It has been estimated that from 60 to 70 per cent of the reserve money carried by big banks in New York and Chicago has been loaned to brokers on stocks and bonds. A typical illustration will serve to show how collateral loans are made in Wall Street. A speculator goes to a stock broker and asks him to buy for him 100 shares of New York Central stock at par. The broker agrees to execute this order on a ten per cent margin, that is, the customer puts up only $1,000 and the broker provides the balance, $9,000. Now the broker may not have this much money, so he must borrow it from the bank, depositing the stock as security. On such security the bank will advance about 80 per cent of the market price of the stock, that is, $7,200. But to use the stock as collateral he must first buy it and pay the purchase price. How does he get the money? The broker has a balance at the bank of, say, $2,000, but he must have the use of $9,000 Tor a short time. He draws his check for $9,000 in payment of the stock and sends it to the bank to be certified. Evidently the bank has over-certified to the extent of several thousand dollars and has in effect granted the broker a temporary loan, which, however, usually lasts just for the day.
Many Wall Street banks, especially trust companies, make a regular practice of certifying brokers' checks. Pratt, in his "Work of Wall Street," says: "Then, the bank stipulates, in entering upon an agreement of this kind with the broker, that while it will certify, say, to an amount of $1,000,000 on a net daily balance of $50,000, the broker must not frequently reach that limit. Moreover, he must make his deposits at the bank as frequently as he receives checks for payment for securities delivered. He cannot wait until nearly three o'clock and then make one deposit for the day, but must deposit maybe six or seven times a day. The result is, that while the broker is receiving the benefit of large certifications in excess of his balance, at the same time he is at frequent intervals depositing other certified checks. Deposits and certifications thus go on simultaneously."1
Over-certification is distinctly forbidden by the national banking act, but most cases of violation are more technical than actual. As soon as the broker gets his stock and arranges his loan he is able to meet every check he draws, and he is bound to maintain his average daily balance according to agreement with the bank. Pratt notes that, to avoid even the appearance of violating the law, the national banks and even the trust companies are withdrawing from this practice. Many of them make morning loans to brokers sufficient to meet their probable certifications for the day, taking the broker's single-name note. The Wall Street banks do not require from regular borrowers a new note every time a call loan is made. The broker signs a "general loan and collateral agreement" which covers new as well as existing call loans. This agreement gives the bank the right to sell the collateral in case the borrower fails to pay on call or to deposit additional collateral.
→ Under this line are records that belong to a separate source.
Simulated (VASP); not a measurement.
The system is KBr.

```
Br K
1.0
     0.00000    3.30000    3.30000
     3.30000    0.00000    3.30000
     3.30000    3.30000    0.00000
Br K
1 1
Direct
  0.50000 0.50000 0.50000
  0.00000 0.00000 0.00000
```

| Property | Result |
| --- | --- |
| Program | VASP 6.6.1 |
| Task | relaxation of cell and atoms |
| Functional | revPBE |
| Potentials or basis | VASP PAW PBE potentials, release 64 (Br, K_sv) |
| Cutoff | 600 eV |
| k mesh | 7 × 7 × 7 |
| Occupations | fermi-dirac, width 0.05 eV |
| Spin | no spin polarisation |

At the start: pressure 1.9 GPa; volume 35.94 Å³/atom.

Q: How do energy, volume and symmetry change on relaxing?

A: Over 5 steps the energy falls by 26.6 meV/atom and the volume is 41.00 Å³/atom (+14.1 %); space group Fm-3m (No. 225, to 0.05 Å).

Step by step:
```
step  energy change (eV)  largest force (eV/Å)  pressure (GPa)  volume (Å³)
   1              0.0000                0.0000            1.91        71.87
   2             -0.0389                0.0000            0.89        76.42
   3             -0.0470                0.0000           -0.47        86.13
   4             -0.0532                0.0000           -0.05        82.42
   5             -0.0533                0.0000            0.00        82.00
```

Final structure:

When a broker wants to make a call loan he sends his securities to the bank in an envelope, called the "loan envelope. "On the outside is written the borrower's name, the date, the rate, and an itemized list of the securities with their market prices on that day. If the bank approves of the securities, the cashier issues a check to the person bringing the envelope. The loan envelope is placed in a larger bank envelope on which is written the name of the borrower, the amount of the loan, and the rate. The collateral loan clerk makes out a loan card containing a full record of the loan with a list of the securities thus pledged. In the great Wall Street banks the loan clerk holds a very responsible position requiring keen and constant vigilance. He follows the fluctuations of the stock market closely by means of a ticker installed in a special room reserved for this use. He must see that the loans are properly protected by a fair margin, he must call loans when it is necessary, and attend to the disposing of the collateral if the broker fails to pay his loan.
1 Pratt: Work of Wall Street, p. 270.